The only long-term resolution of this conflict will come from an understanding that the aspirations of the Palestinian people are little different from those of the Israeli people and that a just peace can be achieved only on the basis of international law. I have heard some Israelis say, “We have tried trading land for peace and it has not worked” but that is not right. There is only one occasion on which Israel has traded land for peace, when it made its historic peace with Egypt and returned the Sinai. It has lived in peace with Egypt ever since, but in Menachem Begin, it found a Prime Minister with courage. Today the Prime Minister’s office is dripping with self-interest and cowardice. Wise men make peace from positions of strength. Fools believe that strength inevitably lasts for ever.

Prime Minister Netanyahu has sadly deceived many of the people of Israel into embracing the fantasy that it is possible to live in security alongside millions of people who are indefinitely denied their national aspirations and daily subjected to humiliation. The renowned Israeli writer Amos Oz has used this analogy:

“the drowning man clinging to this plank is allowed, by all the rules of natural, objective, universal justice, to make room for himself on the plank, even if in doing so he must push the others aside a little. Even if the others, sitting on that plank, leave him no alternative to force. But he has no natural right to push the others on that plank into the sea.”

The Trump plan would push the Palestinians into the sea. As the founder of the State of Israel, David Ben- Gurion, said in a speech to the Knesset:

“our standing in the world will be determined not by our so-called material riches, and not by our military’s bravery, but by the moral virtue of our undertaking.”

It was the wisdom and humility of Ben-Gurion on which the State of Israel was founded. Let us pray that it is not on the foolishness and arrogance of Netanyahu and Trump that it will founder.

My Lords, I am grateful to the noble Baroness, Lady Tonge, for securing this important debate. I also express my gratitude to the Minister and to his officials for the careful but clear Answers to my Parliamentary Written Questions relevant to this debate that he gave on 11 and 13 February.

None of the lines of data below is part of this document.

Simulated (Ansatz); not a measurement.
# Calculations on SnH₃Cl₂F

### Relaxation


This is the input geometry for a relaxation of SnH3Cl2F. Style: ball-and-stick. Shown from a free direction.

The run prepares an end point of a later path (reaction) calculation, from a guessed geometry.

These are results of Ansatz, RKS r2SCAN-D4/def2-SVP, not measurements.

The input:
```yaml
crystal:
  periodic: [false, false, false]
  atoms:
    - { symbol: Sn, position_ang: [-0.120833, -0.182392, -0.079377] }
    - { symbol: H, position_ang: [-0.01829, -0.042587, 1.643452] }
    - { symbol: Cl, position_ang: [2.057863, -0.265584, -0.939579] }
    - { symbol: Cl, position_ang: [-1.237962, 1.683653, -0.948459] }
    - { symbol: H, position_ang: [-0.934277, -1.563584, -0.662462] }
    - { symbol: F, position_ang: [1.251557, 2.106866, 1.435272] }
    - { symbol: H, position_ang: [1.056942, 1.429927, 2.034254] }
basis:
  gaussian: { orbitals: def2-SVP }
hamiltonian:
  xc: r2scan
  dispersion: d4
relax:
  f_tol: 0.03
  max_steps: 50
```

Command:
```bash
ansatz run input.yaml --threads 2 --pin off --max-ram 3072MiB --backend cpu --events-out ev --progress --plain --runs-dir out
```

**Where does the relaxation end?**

Your Lordships’ House will be aware from my interventions in earlier debates that I am the only Anglican bishop who is a member of the Vatican-mandated Holy Land Co-ordination group, which visits Christian communities in Israel and Palestine every January. I also make at least one other visit to the region each year and will be on ecumenical pilgrimage there next week. Last year, I was also in Egypt with His Eminence Archbishop Angaelos, Coptic Archbishop of London, and other church leaders.

In his Answers to me of 13 February, the noble Lord, Lord Ahmad, said that Her Majesty’s Government want to see

“a contiguous West Bank, including East Jerusalem, as part of a viable and sovereign Palestinian state, based on 1967 borders”,

and I wholly share the Government’s aspiration. However, in describing the plan published by the United States Government, Her Majesty’s Government’s statement that

“All serious proposals for peace deserve a fair hearing”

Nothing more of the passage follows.